# In Class Assignment One
In the following assignment you will be asked to fill in python code and derivations for a number of different problems. Please read all instructions carefully and turn in the rendered notebook (or HTML of the rendered notebook)  before the end of class.

___

# Answer Key
This is an answer key to the first live-session assignment. Please remember that the assignment is meant to be formative. I want you to be faced with a problem, understand it, struggle with it, and then give your best shot at answering it. This key is meant to be the reflective side of the assignment--where you get to see someone's elegant solution to the problem.

Use this key as a learning tool. Perhaps you learn some new python syntax or better understand the setup of the mathematics. Perhaps you really struggled through the assignment and this key can be poured over as a means of learning. 

You may have cruised through this assignment. Great for you! But not everyone did--so offer help and guidance to those that are struggling to understand python. They have never seen some of the syntax that your brain just interprets as 'readable code', so be conscious of that! 

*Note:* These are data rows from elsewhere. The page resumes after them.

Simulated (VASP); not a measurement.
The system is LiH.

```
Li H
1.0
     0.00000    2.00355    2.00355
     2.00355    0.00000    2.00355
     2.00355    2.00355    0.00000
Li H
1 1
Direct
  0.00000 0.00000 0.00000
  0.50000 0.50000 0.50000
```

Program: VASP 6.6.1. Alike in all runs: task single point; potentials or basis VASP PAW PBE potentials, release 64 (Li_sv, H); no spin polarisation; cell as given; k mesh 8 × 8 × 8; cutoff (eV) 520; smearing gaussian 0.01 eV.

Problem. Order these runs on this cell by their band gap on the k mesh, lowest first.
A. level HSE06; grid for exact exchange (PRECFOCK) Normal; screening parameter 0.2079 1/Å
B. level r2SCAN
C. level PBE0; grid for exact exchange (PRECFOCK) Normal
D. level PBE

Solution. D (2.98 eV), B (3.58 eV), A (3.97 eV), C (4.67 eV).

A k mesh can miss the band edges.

Also -- please do not share this notbook with future students for the class! You are robbing them of a formative learning experience where they get to reflect on their own strengths and address weaknesses.
________________________________________________________________________________________________________

## Loading the Data
Please run the following code to read in the "diabetes" dataset from sklearn's data loading module. 

In [5]:
from sklearn.datasets import load_diabetes
import numpy as np

ds = load_diabetes()

# this holds the continuous feature data
print ('features shape:', ds.data.shape) # there are 442 instances and 10 features per instance
print ('target shape:', ds.target.shape)
print ('range of target:', np.min(ds.target),np.max(ds.target))

features shape: (442, 10)
target shape: (442,)
range of target: 25.0 346.0


________________________________________________________________________________________________________

##Using Linear Regression 
In the videos, we derived the optimal values of the regression weights could be found with the following equation (you must be connected to the internet for this equation to show up properly):

$$ w = (X^TX)^{-1}X^Ty $$

**Question 1:** For the diabetes dataset, how many elements will the vector $w$ contain?

In [7]:
# The weight vector will have the number of attributes + 1 for the bias term.
print ('The answer is:', ds.data.shape[1]+1, 'elements are in w')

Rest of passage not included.